It was hunger that drove Jalal Ali to learn how to make bamboo fishing traps.
He was a young man trying to survive on daily wage work that would dry up in the monsoons: “The rainy season meant no work except for a few days planting paddy saplings,” he says.
But the monsoons also brought fish crowding the channels and swamps of Mousita-Balabari in Darrang district where he lives, and bamboo fishing traps were in high demand. “I learnt how to make the bamboo fishing traps as that way I could feed my family. When you are hungry, you think of the easiest way to put food in the stomach,” says the 60-year-old laughing at the memory.
Today Jalal is a master craftsman of seppa, bosna and bair – indigenous bamboo traps that can catch a variety of fish in these water bodies. He makes them at his home at Pub-Padokhat village along the Mousita-Balabari wetlands in Assam.
“Just two decades ago,” Jalal says, “almost every household in my village as well as nearby villages used the [bamboo] trap to catch fish. Back then it was either the bamboo traps or the handmade shiv jaal.” He is referring to nets also known locally as tongi jaal or jhetka jaal – a square-shaped net with four corners attached to bamboo rods or strings.

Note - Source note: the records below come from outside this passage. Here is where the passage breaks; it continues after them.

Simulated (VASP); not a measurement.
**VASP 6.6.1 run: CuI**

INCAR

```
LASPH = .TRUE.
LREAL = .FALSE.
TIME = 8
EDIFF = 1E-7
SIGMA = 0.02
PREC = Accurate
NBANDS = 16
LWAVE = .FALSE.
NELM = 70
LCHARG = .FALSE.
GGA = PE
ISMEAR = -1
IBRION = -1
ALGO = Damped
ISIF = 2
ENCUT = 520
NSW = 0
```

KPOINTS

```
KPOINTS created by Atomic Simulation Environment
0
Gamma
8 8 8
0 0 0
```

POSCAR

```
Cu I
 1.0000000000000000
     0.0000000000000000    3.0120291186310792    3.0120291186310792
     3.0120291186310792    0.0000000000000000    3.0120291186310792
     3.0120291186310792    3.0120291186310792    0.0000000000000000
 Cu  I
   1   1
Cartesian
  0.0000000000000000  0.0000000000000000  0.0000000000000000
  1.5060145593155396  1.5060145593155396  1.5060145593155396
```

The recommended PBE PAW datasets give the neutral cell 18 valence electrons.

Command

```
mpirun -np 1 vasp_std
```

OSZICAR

Local bamboo fishing traps are named according to their shape: “seppa is like a drum with oblong shape. Bair is also oblong-shaped but it is taller and wider. Darki is like a rectangular box,” explains Jalal. The duyer, diyaar and boishno traps are set in flowing water, mostly in water-logged paddy and jute fields, small canals, water conversing into swamps, wetlands or river confluence.